Two tenants told the Observer that the former owner had threatened to jackhammer the pavement in front of the parking lots to prevent anyone from using them. They pointed to orange spray paint lines on the asphalt, where they said Bruner had marked the ground in preparation.

They spoke on the condition of anonymity because they didn’t want to sour business relationships. One said he feared being sued by Bruner, who denied he intended to jackhammer anything.

“There is nothing to the jackhammer rumors,” he wrote.

Two tenants told the Observer that they had been told by Ballantyne Village’s new owners that they were trying to acquire or lease the parking deck and lots. But Bruner said “there is no dispute.”

“The owners of the retail property have indicated they are satisfied with the parking,” Bruner wrote.

“(Vision Ventures) had the opportunity to buy my property and put the pieces back together, but they have chosen not to,” he wrote.

Adam Bernstein, a spokesman for Vision Ventures, said he could not comment on the parking issue or Bruner’s statements.

“There are more than 600 spaces currently available at Ballantyne Village. That figure is in addition to the areas that the parking deck owner has cordoned off,” Bernstein said in a statement. “In short, there is ample parking for anyone planning to visit our property this weekend and after.”

One tenant said their lease entitled them to use the parking spaces. Bruner said his company, Ballantyne Village Parking LLC, has no leases with any of the tenants.

On Friday, two surface parking lots were closed with chain link fences. Other fences had been moved in the parking decks, opening the upper levels to customers. The fences were piled nearby on the pavement. A tenant told the Observer that Bruner comes back regularly to put up fences that have been moved aside by tenants or shoppers.

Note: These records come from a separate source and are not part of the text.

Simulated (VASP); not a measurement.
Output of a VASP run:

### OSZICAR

Ballantyne Village was completed in 2006 and appraised at $71 million. However, the recession upended the developer’s plans and Bank of America eventually foreclosed on the original $50 million loan.

Vision Ventures and Mount Vernon Asset Management purchased Ballantyne Village in October for $26.1 million. The groups specialize in buying and overhauling distressed properties.

The same investors also bought the EpiCentre complex uptown, which they recently put up for sale, and the troubled Rosewood Condominiums at Providence and Sharon Amity roads.

But the group’s purchase of Ballantyne Village included only the retail buildings, the movie theater and the adjoining surface parking spaces. The parking deck and Bruner’s other two lots have a total tax value of $2 million, property records show.

It’s not clear how the issue might be resolved. “As long as the ownership remains fractured their parking will be extremely limited,” Bruner wrote.